HobbitLong / RepDistiller

[ICLR 2020] Contrastive Representation Distillation (CRD), and benchmark of recent knowledge distillation methods
BSD 2-Clause "Simplified" License
2.11k stars 389 forks source link

Questions about ContrastMemory #11

Closed HelloTobe closed 4 years ago

HelloTobe commented 4 years ago

@HobbitLong Thanks for your excellent work! I'm wondering why do you register two memories here in self.register_buffer('memory_v1', torch.rand(outputSize, inputSize).mul_(2 * stdv).add_(-stdv)) self.register_buffer('memory_v2', torch.rand(outputSize, inputSize).mul_(2 * stdv).add_(-stdv)), since only the student network is trained while the teacher is fixed.

HelloTobe commented 4 years ago

@HobbitLong Besides, I notice that the outputsize equals the length of the dataset in Cifar100 (Here is 50K). Is it the same in ImageNet which has more than 1M training images?

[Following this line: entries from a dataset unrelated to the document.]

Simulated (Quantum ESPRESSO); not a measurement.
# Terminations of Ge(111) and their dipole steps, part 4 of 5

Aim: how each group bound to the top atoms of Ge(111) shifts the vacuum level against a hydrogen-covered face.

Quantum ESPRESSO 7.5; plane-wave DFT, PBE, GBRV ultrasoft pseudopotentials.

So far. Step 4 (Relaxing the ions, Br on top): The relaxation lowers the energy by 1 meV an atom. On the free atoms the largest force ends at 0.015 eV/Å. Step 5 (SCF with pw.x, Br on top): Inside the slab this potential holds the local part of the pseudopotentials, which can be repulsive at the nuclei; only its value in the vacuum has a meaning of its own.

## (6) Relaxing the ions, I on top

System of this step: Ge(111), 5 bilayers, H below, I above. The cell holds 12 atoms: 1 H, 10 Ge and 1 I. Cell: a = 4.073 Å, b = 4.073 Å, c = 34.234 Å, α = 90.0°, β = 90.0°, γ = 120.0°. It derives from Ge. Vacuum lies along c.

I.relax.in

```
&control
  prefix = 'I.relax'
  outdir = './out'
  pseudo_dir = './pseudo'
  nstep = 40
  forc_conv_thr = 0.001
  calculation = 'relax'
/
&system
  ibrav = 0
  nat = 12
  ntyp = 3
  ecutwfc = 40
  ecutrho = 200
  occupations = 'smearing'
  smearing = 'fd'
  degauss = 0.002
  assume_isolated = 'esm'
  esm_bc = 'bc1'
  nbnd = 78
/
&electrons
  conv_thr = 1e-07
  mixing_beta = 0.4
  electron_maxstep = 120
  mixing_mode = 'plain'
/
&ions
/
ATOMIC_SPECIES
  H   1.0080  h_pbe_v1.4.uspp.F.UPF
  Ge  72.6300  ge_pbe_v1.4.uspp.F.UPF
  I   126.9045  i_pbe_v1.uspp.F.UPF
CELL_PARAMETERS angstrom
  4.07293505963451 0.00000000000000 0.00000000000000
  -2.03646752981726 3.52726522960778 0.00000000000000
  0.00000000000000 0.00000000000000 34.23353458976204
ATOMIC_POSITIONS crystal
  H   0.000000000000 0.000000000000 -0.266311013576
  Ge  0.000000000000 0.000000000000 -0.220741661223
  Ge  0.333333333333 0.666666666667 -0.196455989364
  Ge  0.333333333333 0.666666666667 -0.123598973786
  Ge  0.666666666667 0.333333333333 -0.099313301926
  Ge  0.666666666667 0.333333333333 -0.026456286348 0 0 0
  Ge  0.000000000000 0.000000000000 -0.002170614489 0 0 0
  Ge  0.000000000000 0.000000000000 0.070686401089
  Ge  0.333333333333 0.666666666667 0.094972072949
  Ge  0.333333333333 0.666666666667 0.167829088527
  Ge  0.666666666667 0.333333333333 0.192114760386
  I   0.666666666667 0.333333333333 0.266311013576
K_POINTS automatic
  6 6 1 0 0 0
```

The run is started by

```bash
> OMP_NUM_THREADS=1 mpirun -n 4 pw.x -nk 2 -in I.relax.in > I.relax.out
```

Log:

HobbitLong commented 4 years ago

Hi, @HelloTobe

I'm wondering why do you register two memories here in self.register_buffer('memoryv1', torch.rand(outputSize, inputSize).mul(2 stdv).add_(-stdv)) self.register_buffer('memoryv2', torch.rand(outputSize, inputSize).mul(2 stdv).add_(-stdv)),

A linear projection layer still needs to be learned during the training. This layer acts to align the feature dimension of student and teacher.

Besides, I notice that the outputsize equals the length of the dataset in Cifar100 (Here is 50K). Is it the same in ImageNet which has more than 1M training images?

That's related to NCE. Just let outputsize = len(dataset) should suffice. Therefore it's 1M in ImageNet.

HelloTobe commented 4 years ago

@HobbitLong Many thanks!

HelloTobe commented 4 years ago

Hi, @HobbitLong weight_v1 = torch.index_select(self.memory_v1, 0, idx.view(-1)).detach() weight_v1 = weight_v1.view(batchSize, K + 1, inputSize) out_v2 = torch.bmm(weight_v1, v2.view(batchSize, inputSize, 1))

According to the above code, why in the following memory_v1 is updated with v1 instead of v2? Since there is no relation between memory_v1 and v1.

l_pos = torch.index_select(self.memory_v1, 0, y.view(-1)) l_pos.mul_(momentum) l_pos.add_(torch.mul(v1, 1 - momentum))

HobbitLong commented 4 years ago

@HelloTobe , the point of CRD is contrasting between teacher and student, e.g., choose anchor from the teacher (v2), choose positives and negatives from student (memory_v1).